The list goes on, and there isn’t a one-size-fits-all answer to these questions. While that might vary, there are common themes that tend to be present if these questions are being asked in the first place. Namely…overall business goals aren’t being achieved; values aren’t aligned with measures of success; legal issues may be looming; it’s getting harder to attract top talent; and someone believes that performance management begins—and ends—with an annual review.

Annual reviews date back to the 1930s when a Harvard Business School professor, Elton Mayo, studied behavior at a Western Electric Factory. He found that happiness and productivity were related to social structure at the workplace—and the concept of managing or mentoring someone was born. Twenty years later, in 1950, performance reviews became enshrined in law when the Performance Rating Act was passed, which required an annual review for federal employees. These reviews became grades that impacted salaries and bonuses. Organizations too often take a knee jerk approach when managing the performance of their employees and when developing an organizational strategy that oversees this work. It’s too common to address it when there is a problem—a reactionary approach—as opposed to implementing a proactive strategy as part of standard operating procedures.

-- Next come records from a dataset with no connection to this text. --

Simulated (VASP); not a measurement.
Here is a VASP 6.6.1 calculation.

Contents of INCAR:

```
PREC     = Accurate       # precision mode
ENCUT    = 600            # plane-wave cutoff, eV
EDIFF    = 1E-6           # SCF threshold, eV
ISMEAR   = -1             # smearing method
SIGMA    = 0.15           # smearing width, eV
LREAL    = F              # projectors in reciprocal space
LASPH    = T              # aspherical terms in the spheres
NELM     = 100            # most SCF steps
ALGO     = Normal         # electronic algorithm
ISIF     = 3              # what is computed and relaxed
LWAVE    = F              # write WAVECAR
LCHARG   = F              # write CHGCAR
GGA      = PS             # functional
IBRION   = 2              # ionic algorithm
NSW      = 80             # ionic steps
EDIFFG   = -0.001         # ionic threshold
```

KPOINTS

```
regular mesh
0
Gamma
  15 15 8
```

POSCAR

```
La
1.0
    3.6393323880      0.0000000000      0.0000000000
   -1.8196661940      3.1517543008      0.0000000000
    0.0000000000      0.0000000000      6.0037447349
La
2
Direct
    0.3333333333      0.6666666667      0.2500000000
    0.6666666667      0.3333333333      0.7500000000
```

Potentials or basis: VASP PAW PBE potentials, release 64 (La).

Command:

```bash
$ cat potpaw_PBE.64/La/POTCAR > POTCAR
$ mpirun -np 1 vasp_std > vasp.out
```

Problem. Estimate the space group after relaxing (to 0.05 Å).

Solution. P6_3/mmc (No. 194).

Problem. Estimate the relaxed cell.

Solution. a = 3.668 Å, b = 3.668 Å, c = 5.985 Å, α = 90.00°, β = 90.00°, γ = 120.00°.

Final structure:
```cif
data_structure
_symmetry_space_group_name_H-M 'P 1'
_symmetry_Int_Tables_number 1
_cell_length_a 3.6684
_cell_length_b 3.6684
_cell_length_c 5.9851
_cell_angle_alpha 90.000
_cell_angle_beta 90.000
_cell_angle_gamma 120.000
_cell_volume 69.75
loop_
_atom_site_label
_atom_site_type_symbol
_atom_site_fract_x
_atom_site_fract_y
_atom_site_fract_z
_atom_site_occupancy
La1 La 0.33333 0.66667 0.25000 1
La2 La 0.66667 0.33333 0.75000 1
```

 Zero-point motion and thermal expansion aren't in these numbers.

There are reasons for this and it’s usually because of workplace changes that have taken place. Companies simply don’t look the same way that they did 30+ years ago and new groups of people are taking on roles that had been filled by the old guard. It’s not business as usual anymore.

Cultural Bell Curves

For too long, performance management has been seen as this stand-alone concept that is used for managing certain employee groups. An organization usually has a strategy that targets the non-performers, the ones that are at the tail end of the bell curve—these are the employees who need an improvement plan. On the opposite end of the curve are the high performers. This group has high potential for career growth, and most organizations do everything in their power to make sure the members of this group stay happy and satisfied with their jobs.

But what about the employees who fall in the middle of the curve?

That answer is easy. Usually it’s this group that receives little to no attention and suffers from lack of opportunities, even though their numbers are greatest. This form of neglect is telling.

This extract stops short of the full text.